In summary, model-based methods that use RGB information tend to produce results that are too smooth. The depth frame that is efficiently captured by the low-cost device Kinect contains more information. However, the low precision and weak anti-interference ability of Kinect does not meet the requirements of detailed facial expressions. The purpose of this paper is to generate high-quality face models efficiently and at a low cost while restoring as many different shapes and details of human faces as possible.

Our scheme is shown in Figure 1. With the acquired data from Kinect, we used face recognition and landmark detection to extract the face region and obtained 68 key facial feature landmarks. Then, we utilized the landmarks to distinguish a number of facial feature regions, which were then mapped to the 3D face point cloud. Based on the different characteristics of the region’s point cloud, various optimization strategies were applied. The proposed algorithm allowed us to improve the quality of face reconstruction with a low-cost and highly efficient method.

The main contributions of our scheme can be summarized as follows: (i)We propose a face detail optimization method that is guided by key regions from a single RGB-D image to smooth faces while retaining more face details. In addition, the final face model includes texture information(ii)We develop high-precision face models by using optimized algorithms, overcoming the inevitable low-quality problems caused by the low-cost Kinect equipment. Compared with existing methods, our method performs better in terms of both qualitative and quantitative results for seven expressions

The remainder of the paper is organized as follows. First, we summarize the related works in Section 2. Then, we present our 3D face reconstruction scheme in Section 3. After showing the experimental results in Section 4, the conclusions are presented in Section 5.

In this section, we briefly summarize state-of-the-art 3D face reconstruction techniques and Microsoft (MS) Kinect-based research.

2.1. 3D Face Reconstruction

Currently, 3D face reconstruction methods can be classified as active or passive based on the information acquisition mode. For the active mode, depth data are extracted by dedicated scanning instruments, whereas for the passive mode, depth data are learned on 2D information such as videos and pictures.

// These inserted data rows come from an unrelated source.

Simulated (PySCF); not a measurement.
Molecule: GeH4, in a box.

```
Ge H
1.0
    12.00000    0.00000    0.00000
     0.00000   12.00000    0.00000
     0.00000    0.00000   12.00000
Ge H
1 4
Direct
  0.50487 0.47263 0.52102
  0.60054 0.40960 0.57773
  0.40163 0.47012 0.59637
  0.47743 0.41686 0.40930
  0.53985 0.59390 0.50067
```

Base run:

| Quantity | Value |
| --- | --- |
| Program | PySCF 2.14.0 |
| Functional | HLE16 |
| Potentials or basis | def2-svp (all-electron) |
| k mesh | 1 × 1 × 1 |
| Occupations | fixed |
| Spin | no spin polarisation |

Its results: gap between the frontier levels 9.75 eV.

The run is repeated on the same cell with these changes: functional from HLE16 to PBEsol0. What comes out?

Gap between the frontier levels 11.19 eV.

Among the active methods, contact style and noncontact style are popular 3D scanning techniques. Contact instruments usually have high precision and do not have strict scanning condition requirements, such as illumination and object colour, but the scanning speed is slow and the usage is inconvenient. Noncontact instruments can actively emit infrared light to scan the environment. Noncontact instruments are popular due to their lightweight structure and fast scanning speed, but their accuracy is low. The scanning results are often affected by ambient conditions and frequently contain considerable noise. To improve accuracy, Hernandez et al. proposed a real-time 3D face reconstruction algorithm that used the first depth image as a reference frame and then used a GPU-based ICP algorithm to fuse the subsequent consecutive frames to the reference frame [9]. The algorithm can restore more facial details, but the texture mapping is unstable. Meyer and Do proposed a fast face segmentation method for separating the face from the depth image, in which the segmented depth image was registered to a 3D model [10]. However, incomplete depth data may result in a partial 3D face, and the texture cannot be mapped. Point cloud data scanned or calculated by instruments often have problems such as noise and holes due to missing data [11, 12], which are not conducive to processing [13, 14]. Therefore, many scholars have studied the problem of hole repair in point clouds. Kumar et al. used the point cloud data around the hole to fit a nonuniform B-spline surface [15]. Leong et al. directly connected the boundary of the hole [16]. Since the boundary was randomly distributed, the result was not satisfactory. He et al. proposed a point cloud hole repair method based on a cubic B-spline surface [17] that performed better for large holes. However, the repair effect on the local area is greatly affected by noise.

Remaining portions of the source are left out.